This is another case in which the application documents are erroneous and far from perfect with resulting argument about the proper characterisation of the application.
As has already been noted, the application documents erroneously indicated that the existing building was a commercial character building being put to an office use. Counsel for the co-respondent endeavoured to use that to his client’s advantage, to suggest that the application assumed the office use and sought approval only for the new residential building. It is difficult however, to divorce the proposed office use from the application.
That an office use did not exist must have been known to the applicant and, indeed, to any person with any familiarity with the subject site. The development application clearly reflected a proposal for the existing building to be used, at least in part, for office purposes, designated areas to be so used and specified the proposed number of employees and the hours of operation. The application documents were later supplemented with information concerning car parking demand for the uses across the site, including the office use. The residential component of the application was expressly put forward on the basis that it would be ancillary to the office use.

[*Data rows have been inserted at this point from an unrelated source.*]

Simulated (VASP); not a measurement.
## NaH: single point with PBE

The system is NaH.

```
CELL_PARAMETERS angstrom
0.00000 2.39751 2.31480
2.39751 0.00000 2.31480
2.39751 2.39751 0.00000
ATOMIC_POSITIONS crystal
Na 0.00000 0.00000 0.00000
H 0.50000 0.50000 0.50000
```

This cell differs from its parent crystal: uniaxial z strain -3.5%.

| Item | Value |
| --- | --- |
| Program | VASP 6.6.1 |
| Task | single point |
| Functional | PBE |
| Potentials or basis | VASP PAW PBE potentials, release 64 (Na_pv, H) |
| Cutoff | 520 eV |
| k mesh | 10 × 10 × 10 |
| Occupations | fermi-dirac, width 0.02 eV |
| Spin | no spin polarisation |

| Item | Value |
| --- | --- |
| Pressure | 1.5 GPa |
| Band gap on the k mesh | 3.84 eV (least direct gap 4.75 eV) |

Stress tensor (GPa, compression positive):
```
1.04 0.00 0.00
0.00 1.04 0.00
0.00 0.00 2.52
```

In the circumstances, there are difficulties in characterising the proposal, the subject of the application, as simply relating to the so-called “ancillary” residence, and not the principal use to which it was to be ancillary but which did not then exist and for which the necessary approval had not otherwise been obtained.
I am in this case, unlike in Yu, ultimately left unpersuaded that, as a matter of fact, the proposal the subject of the application was only a house.
There was a deal of debate about the proper characterisation of the proposed development. Two possible descriptions of the non-residential component, referred to in argument, were “office” and “home business”. An office is impact assessable. A home business is self assessable, but only where it complies with the self assessable acceptable solutions in the Home Business Code.
As approved, the proposal does not comply with at least one of the self assessable acceptable solutions. The conditions of approval allowed for up to 105 m2 for the “office” use, contrary to A2.2 of the acceptable solutions for self assessment in the Home Business Code. The material does not permit a conclusion as to whether the business use was more than 50 m2 in the plans as lodged with the Council, so as to conform to that acceptable solution.
Self assessable acceptable solution, A2.1, requires the involvement of no more than one non-resident employee on site at any one time. The application documents referred to two employees, without qualification as to whether they would be the occupants of the residence or non-resident employees. A home business must also be “carried out” by one or more of the permanent residents of the house (A1.1). The letter of 4 December 2003 refers to the proposed residents including those “using” the existing building as a business premises. The Council’s conditions refer to those with “care” of the office activity.
There was debate as to whether the new residential building would be properly described as a “house” (as the co-respondent and the Council contended), which is not impact assessable, or a “caretaker’s flat” or “caretaker’s residence” (as the appellants contended) which are impact assessable[3]. It was submitted, on behalf of the appellants, that the residential component of the application was not simply for a house, which could, consistently with the definition, be used by any domestic group or individual/s, but was only for a residence for persons associated with the non-residential use. It was submitted that the residential component of the application was better characterised, in those circumstances, either as part of the office use, by reason of being a “caretaker’s flat” or (if disqualified from that definition by not being truly “ancillary” or by reason of being a new detached building rather than a “flat”) the innominate use of caretaker’s residence. As in Yu, no party contended that the proposal, as a whole, should be characterised as a mixed use.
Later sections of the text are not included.